NEW YORK – Lawrence Jones knew he was taking a chance on interest rates when he agreed to an adjustable-rate mortgage in 2002.
Jones, who works with a heating and air conditioning company and owns a three-bedroom home in Monroe, N.C., said that the first year, there was no change in his interest rate. But the rate went up a percentage point in each of the next two years.
The rate was going to notch up another percentage point last fall when Jones and his wife, Delesia, decided it was time to refinance and eliminate the increases with a 30-year, fixed-rate mortgage.
“I wanted to stay under 7 percent,” Jones said. “I’m a person who likes certainty, and I’m getting that my new mortgage.”
In recent months, thousands of homeowners like the Joneses have grown uncomfortable with the rising rates on their adjustable mortgages and have been switching to the fixed-rate variety, mortgage experts say. The advantage is that they lock in an interest rate – and a monthly payment – so that budgeting becomes more predictable.

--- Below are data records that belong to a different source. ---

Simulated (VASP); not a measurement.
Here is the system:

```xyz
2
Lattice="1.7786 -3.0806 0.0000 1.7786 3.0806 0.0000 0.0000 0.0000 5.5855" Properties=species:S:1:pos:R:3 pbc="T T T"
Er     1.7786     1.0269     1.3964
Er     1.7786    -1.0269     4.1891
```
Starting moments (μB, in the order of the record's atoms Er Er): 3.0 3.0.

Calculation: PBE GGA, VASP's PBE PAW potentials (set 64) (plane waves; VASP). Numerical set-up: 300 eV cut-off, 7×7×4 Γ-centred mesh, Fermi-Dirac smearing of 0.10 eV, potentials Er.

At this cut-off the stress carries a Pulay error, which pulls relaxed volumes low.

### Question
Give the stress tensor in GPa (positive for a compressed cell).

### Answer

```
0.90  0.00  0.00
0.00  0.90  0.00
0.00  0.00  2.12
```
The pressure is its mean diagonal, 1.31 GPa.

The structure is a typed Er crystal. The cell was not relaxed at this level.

They can thank the Federal Reserve, which through most of 2006 pushed up short-term interest rates, boosting the costs of adjustable-rate mortgages and other short-term loans, while the rates on long-term debt remained flat.
Jim Svinth, chief economist at LendingTree, an online mortgage marketplace based in Charlotte, N.C., said he’s been seeing a surge in refinancing of ARMs for the past six to eight weeks. He expects the trend to continue well into this year.
Among the reasons people are switching is that the difference in the rate on adjustable mortgages and on fixed mortgages has narrowed, he said. For example, the rate on a mortgage that can adjust annually was 5.84 percent in recent weeks, compared with about 6.22 percent on a fixed-rate mortgage.
Many borrowers are opting to pay a little more for the fixed-rate mortgage to avoid the risk of a reset on an adjustable mortgage in the future, Svinth said.
“We’re seeing a lot of people who are saying they’d rather pay half a percent in rate and have the security of a fixed loan, particularly given that the absolute level of rates is down,” he said.
Overall, there’s less demand for mortgages because rates have been on the rise and because home prices have become so expensive that many families have been priced out of the market or are waiting until prices start to come down.